Updated: May 24
Photo Credit: Ian D'Andrea (https://commons.wikimedia.org/wiki/File:Josh_Donaldson_(33639739158)_(cropped).jpg)
In another era, it probably wouldn’t have been a story. Eighty years ago, there weren’t many baseball fans who knew the name Jackie Robinson. A lot has changed since the day in 1947 when Robinson suited up for the Brooklyn Dodgers. Maybe Josh Donaldson hasn’t noticed.

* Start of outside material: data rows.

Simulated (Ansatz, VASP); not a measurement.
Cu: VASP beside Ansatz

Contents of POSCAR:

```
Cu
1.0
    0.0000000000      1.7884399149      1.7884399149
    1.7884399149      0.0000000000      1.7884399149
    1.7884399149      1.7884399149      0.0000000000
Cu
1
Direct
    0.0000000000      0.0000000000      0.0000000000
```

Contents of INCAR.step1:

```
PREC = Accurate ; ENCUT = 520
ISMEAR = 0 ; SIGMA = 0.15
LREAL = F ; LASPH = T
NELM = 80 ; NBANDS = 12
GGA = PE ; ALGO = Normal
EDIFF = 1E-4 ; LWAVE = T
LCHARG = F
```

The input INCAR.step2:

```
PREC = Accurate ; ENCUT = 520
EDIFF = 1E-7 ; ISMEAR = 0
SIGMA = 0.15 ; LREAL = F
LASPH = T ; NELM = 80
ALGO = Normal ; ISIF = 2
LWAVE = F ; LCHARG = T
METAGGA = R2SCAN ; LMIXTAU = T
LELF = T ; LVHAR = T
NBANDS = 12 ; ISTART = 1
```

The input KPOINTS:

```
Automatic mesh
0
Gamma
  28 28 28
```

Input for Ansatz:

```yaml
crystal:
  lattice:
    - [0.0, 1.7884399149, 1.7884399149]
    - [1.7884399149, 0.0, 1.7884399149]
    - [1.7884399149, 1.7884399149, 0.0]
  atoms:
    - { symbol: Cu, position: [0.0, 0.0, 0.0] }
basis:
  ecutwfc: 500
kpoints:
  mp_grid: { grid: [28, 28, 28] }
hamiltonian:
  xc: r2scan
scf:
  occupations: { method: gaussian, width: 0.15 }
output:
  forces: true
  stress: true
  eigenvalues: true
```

The MLB has handed Donaldson a one-game suspension resulting from a comment he made to Chicago White Sox shortstop Tim Anderson. Donaldson, who plays third base for the New York Yankees, made a point to say to Anderson, who is black, “Hey Jackie” at least twice as he rounded second base in the first and third innings. The second time, Anderson and Donaldson exchanged a few more pleasantries, with Anderson in particular needing to be restrained by teammate Leury Garcia and third-base coach Joe McEwing.
When Donaldson strode up to bat in the sixth inning, you-know-what hit the fan. Benches cleared. Players shoved and grappled with each other - you know - the way people fight when all they really want to do is look tough for their teammates.
Once the dust settled, both teams continued to play ball uninterrupted. But after the game, the White Sox players continued to throw shots at Donaldson.
“He made a racist comment, Donaldson,” said White Sox manager Tony LaRussa.
“There’s no way you’re allowed to say something like that,” said catcher Yasmani Grandal, “It’s unacceptable.”
“Basically tried to call me Jackie Robinson, ‘What’s up, Jackie?’” Anderson said. “I don’t play like that. I don’t need to play at all. I wasn’t really bothering nobody today, but he made a comment, and it was disrespectful, and I don’t think it was called for.”
It’s not a good look for Donaldson, who has had several spats with Anderson and other White Sox players in the past. In fact, maybe if it hadn’t been Donaldson who said it, no one would have gotten upset and we wouldn’t have to dissect a short exchange between two baseball players. Unfortunately for Donaldson, his reputation precedes him.
For his part, Donaldson does not deny calling Anderson “Jackie” but suggested to the media that it was an inside joke, and a reference to Anderson calling himself “today’s Jackie Robinson” in a Sports Illustrated interview in 2019.
“I called him Jackie,” Donaldson said. “He came out with an interview that says he’s the new Jackie Robinson. We’ve actually joked about that. I’ve said it to him in years past, not in any manner [other] than just joking around.”
He’s entitled to his opinion. So is the public, though. And let me say, Josh, the verdict is in: no one is laughing.
The problem with Donaldson’s comment is that it was totally and completely unnecessary. He was trying to antagonize Anderson by using his comments in the SI article against him. Donaldson may not have been trying to be intentionally racist to Anderson, but he wasn’t trying to avoid a racial confrontation either. He wanted to say something specific that would bother the White Sox’s All-Star. At least he succeeded in that regard.
Donaldson also succeeded in getting himself a one-game suspension. Even Aaron Boone, Donaldson’s own manager, didn’t seem too thrilled about having to defend the former American League MVP.
“I don’t believe there was any malicious intent in that regard,” Boone said. “This is just somewhere, that in my opinion, he should not be going.”
Bingo for Boone! Isn’t this obvious? Maybe obvious to everyone but Donaldson, and that’s exactly the problem. It’s very concerning when someone has such a lack of awareness, especially in 2022 after the entire country dealt with the upheaval of the George Floyd protests.
Now, I don’t mean to crucify Donaldson for this. He screwed up. Royally. That doesn’t mean he can’t learn from this.
At the same time, the past few years have been a learning experience for a lot of Americans. Baseball, and America, have come a long way since Jackie Robinson broke the color barrier in 1947. Donaldson needs to start paying attention. The fact that he doesn't see this as a problem IS the problem.